What I'm up to

NOTI

A daily word game of beautiful lies, played with your circle of five.

Working v0, not deployed

The game runs locally in browser and SMS simulation, but there is no public deploy or phone number attached.

NOTI means Not On The Internet. It is a daily word game of beautiful lies, played with your circle of five.

One obscure word a day. Everyone writes a fake definition. At night, everyone votes for the truth. You get +2 for finding the truth and +1 for every friend you fool.

The idea

The words are obscure enough that you cannot just Google them. That is the whole point. They are, proudly, not on the internet.

I want a daily game that does not require a feed, a streak economy, or a public leaderboard full of strangers. Five people is a better number. It is small enough that a good lie has a voice. It is small enough that missing a day feels like a human absence, not a metric dip.

The librarian part matters too. A real librarian files the words. Not because software cannot pick obscure words, but because the taste of the word is the game. A good NOTI word sits in the mouth. It looks fake before it becomes true.

The game is also built for SMS because a phone number is still the most universal game console. A browser is nice. A text thread is where the mischief belongs.

What exists today

  • A working v0 exists.
  • The game is playable in the browser.
  • The same game is playable entirely over text message in simulation.
  • There is a full SMS simulator wired to the same game engine as the real SMS webhook.
  • The game engine handles fake definitions, true definitions, voting, scoring, and reveal timing.
  • A 34-day prompt calendar exists.
  • There is a librarian word-filing form.
  • Filed words go through an admin review queue.
  • The site includes how-to-play, story, support, and privacy pages.
  • End-to-end tests cover the core game flow.
  • The public-library vision is part of the product shape, not a decorative partnership idea pasted on afterward.

The SMS simulator is the piece I care about most technically. I do not want the browser version and the text-message version to become two games with the same name. The simulator lets the real interaction model get tested before a phone number is attached.

What it isn’t yet

NOTI is not deployed publicly. There is no phone number attached. There is no live SMS bill to control. There is no production admin schedule. There is no first circle of strangers playing every day.

The word supply also needs care. A 34-day calendar is enough to prove the rhythm. It is not enough to run a real game for months without getting lazy. The librarian workflow has to stay human without becoming a bottleneck.

There are moderation questions too. Fake definitions are fun because people can write in their own voice. That also means the game needs a way to handle the predictable ways people can be gross in a small room.

Where it’s going

The plan is to run NOTI with public libraries. Every evening’s reveal should point back at the day’s library. A little daily word game can become a tiny attention engine for local institutions that still believe in words, context, and human help.

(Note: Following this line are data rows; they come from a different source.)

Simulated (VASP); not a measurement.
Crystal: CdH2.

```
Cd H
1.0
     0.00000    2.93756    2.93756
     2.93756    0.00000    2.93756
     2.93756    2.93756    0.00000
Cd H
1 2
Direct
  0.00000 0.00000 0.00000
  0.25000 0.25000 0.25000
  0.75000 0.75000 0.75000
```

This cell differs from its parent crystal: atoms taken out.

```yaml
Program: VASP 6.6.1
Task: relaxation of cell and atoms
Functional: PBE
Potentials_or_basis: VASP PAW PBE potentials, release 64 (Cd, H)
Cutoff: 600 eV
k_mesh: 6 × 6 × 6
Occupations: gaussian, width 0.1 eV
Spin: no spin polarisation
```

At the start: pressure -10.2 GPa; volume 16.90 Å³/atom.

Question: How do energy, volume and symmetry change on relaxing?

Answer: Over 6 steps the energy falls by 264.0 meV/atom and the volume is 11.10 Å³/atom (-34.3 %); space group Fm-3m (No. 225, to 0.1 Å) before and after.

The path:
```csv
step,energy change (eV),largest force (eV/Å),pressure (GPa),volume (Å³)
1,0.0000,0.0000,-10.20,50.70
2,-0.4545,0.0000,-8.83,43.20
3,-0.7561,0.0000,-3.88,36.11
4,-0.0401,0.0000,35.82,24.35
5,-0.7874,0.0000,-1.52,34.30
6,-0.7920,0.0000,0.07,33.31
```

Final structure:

The first step is smaller: founding circles. I want strangers, not just friends, because friends are too forgiving and too likely to understand my exact kind of nonsense.

The working shape is one word in the morning, lies during the day, voting at night, reveal after dinner. Simple enough to explain in a text. Rich enough that people start developing tells.

NOTI sits near the hearth project in my head because both are about small rituals. One belongs on the family wall. One belongs in a little circle of phones without becoming the internet.